There's a man from Budapest who bags groceries at my local Whole Foods. His name is Jan (Sounds like Yaan.) Always friendly. Always smiles. He comments on the weather by using words you use to describe food: "what a delicious day" he might say if it has been sunny all day. (I'm usually shopping in the evening, after sundown.) Is this intentional? Food store. "Delicious day." I'm not sure. He also always uses the expression "my pleasure" after people thank him for bagging their groceries. And he says it with such relish! (Sorry! Couldn't help myself.) But the way he says "my pleasure" convinces you that it has been his pleasure to figure out the best way to place your groceries in that bag so that no harm comes to the tomatoes.

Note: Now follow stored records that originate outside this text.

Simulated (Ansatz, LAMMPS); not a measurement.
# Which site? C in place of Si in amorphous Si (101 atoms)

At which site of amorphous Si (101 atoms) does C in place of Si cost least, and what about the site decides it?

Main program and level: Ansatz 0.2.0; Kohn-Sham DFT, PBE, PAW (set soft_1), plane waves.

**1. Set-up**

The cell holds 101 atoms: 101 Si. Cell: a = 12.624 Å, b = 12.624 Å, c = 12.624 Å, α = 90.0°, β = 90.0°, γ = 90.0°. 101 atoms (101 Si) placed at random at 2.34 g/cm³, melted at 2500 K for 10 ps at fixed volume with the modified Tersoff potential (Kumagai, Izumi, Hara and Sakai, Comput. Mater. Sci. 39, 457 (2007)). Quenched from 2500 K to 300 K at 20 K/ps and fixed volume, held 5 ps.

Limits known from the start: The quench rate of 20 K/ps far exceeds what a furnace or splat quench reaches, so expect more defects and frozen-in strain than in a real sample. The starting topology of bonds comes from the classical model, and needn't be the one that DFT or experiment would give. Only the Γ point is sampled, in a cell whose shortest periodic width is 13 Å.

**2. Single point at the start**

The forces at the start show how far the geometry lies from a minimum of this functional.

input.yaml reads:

I have found myself saying "my pleasure" instead of "you're welcome" when someone thanks me for something I have done. 'My pleasure' has so much more power than 'you're welcome.' Just the act of saying 'my pleasure' is pleasurable. And just saying those two words reinforces the fact that you did have pleasure in helping this other person. And it makes you want to help people more so you can say "my pleasure!" more often. "You're welcome" has none of that power. I'm amazed at the difference in the two phrases that at least outwardly seem to convey the same meaning.
Recently got an email back from a friend who I had thanked for something. She responded with: "My pleasure." I loved that. Maybe this is catching on? Or have I just been missing something for a long time?